Vayntrub made it clear from the start that nudity was off the table. Donors would receive exclusive photos that leaned playful rather than explicit. The hook worked. According to Only Philanthropy, roughly 3,500 people donated across the first two campaigns, averaging about $120 each. The images are digitally watermarked with donor emails to discourage leaks, and higher donation tiers unlock bolder content. A $1,000 contribution includes a chance to receive a signed Polaroid from the shoot.
Encouraged by the response, Vayntrub launched a second drive over the summer that raised about $350,000 in a week. Those funds went to My Tribe Rise, an Altadena-based nonprofit supporting elderly, disabled, and underinsured residents rebuilding after the fires. The money was distributed as direct grants.
“Only Philanthropy trades exclusive content for real-world impact,” the project’s website states. “We raise money for urgent causes quickly, by offering our generous supporters something a little flirty, a little silly, and with a whole lot of heart.”

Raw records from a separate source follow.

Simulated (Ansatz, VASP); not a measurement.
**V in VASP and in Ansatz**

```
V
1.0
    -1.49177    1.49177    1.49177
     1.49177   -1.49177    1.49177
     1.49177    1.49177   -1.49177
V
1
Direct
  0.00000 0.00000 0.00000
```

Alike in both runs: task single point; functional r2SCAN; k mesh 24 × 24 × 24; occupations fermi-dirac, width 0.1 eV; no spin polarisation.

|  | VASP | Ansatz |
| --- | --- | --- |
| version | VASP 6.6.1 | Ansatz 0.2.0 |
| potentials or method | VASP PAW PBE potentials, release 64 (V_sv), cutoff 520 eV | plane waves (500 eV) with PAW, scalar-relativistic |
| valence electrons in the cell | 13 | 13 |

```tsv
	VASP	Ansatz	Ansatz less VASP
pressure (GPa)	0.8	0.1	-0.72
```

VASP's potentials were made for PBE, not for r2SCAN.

Vayntrub says she plans to expand the model next, inviting other creators and supporting causes ranging from justice reform to climate resilience. “We’ve raised over half a million dollars together this year,” she wrote. “Now let’s grow this into something bigger, stranger, more powerful.”
Attention turned into dollars, and dollars turned into housing, care, and time to recover. That’s the part that counts.